Marriage With Foreigners Act, 1906

Marriages of British subjects with foreigners abroad.

54 & 55 Vict. c. 36.

1.(1) Any British subject who desires to be married in a foreign country to a foreigner according to the law of that country may, if it is desired for the purpose of complying with the requirement of the law of that country to obtain the certificate hereinafter mentioned, give notice of the marriage, if resident in the United Kingdom, to the registrar, and if resident abroad, to the marriage officer, and apply to the registrar or officer for a certificate that after proper notices have been given no legal impediment to the marriage has been shown to the registrar or officer to exist, and the registrar or officer shall, after the conditions set out in the Schedule to this Act have been complied with, give the certificate applied for, unless the certificate is forbidden or a caveat is in operation as provided in that Schedule, or some legal impediment to the marriage is shown to the registrar or officer to exist.

(2) If a person—

(a) knowingly and wilfully makes a false oath or signs a false notice of marriage for the purpose of a certificate under this section; or

(b) forbids the granting of a certificate under this section by falsely representing himself to be a person who is authorised to forbid the certificate, knowing that representation to be false,

that person shall be guilty of perjury, and, if the offence is committed abroad, may be tried in any county or place in the United Kingdom in which the offender may be, and dealt with in the same manner in all respects as if the offence had been committed in that county or place.

(3) If any person enters a caveat on grounds which the registrar or officer or, in case of appeal, the Registrar-General declares to be frivolous, that person shall be liable to pay as a debt to the applicant for the certificate such sum as the registrar or officer or, in the case of appeal, the Registrar-General considers to be proper compensation for the damage caused to the applicant by the entering of the caveat.

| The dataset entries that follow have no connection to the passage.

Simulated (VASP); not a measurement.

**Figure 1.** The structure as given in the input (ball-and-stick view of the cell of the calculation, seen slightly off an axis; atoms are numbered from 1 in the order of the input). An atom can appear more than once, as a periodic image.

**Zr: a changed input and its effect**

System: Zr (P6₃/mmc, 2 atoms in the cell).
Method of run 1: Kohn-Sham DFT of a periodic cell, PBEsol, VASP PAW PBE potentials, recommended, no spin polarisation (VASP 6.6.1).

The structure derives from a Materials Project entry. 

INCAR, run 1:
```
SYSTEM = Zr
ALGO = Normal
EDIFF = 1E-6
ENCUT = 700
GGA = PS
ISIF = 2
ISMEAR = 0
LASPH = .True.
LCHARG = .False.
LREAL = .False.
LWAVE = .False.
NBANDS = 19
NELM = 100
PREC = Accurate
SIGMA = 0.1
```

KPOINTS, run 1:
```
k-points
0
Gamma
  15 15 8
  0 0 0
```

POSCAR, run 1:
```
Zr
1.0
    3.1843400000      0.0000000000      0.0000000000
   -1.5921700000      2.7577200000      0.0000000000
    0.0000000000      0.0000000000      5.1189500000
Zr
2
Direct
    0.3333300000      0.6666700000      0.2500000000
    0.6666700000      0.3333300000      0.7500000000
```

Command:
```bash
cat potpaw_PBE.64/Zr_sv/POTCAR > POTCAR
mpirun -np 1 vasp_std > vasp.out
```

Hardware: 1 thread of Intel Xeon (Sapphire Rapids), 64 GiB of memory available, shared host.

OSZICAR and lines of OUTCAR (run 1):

(4) Such fees may be charged in respect of any notice of an intended marriage, or any application for or grant of a certificate, or the entering of a caveat under this section, as may be fixed, as respects certificates to be granted by or caveats entered with registrars, by the Registrar-General, with the consent of His Majesty in Council, and, as respects certificates to be granted by or caveats entered with a marriage officer, as may be fixed by Order under the Consular Salaries and Fees Act, 1891.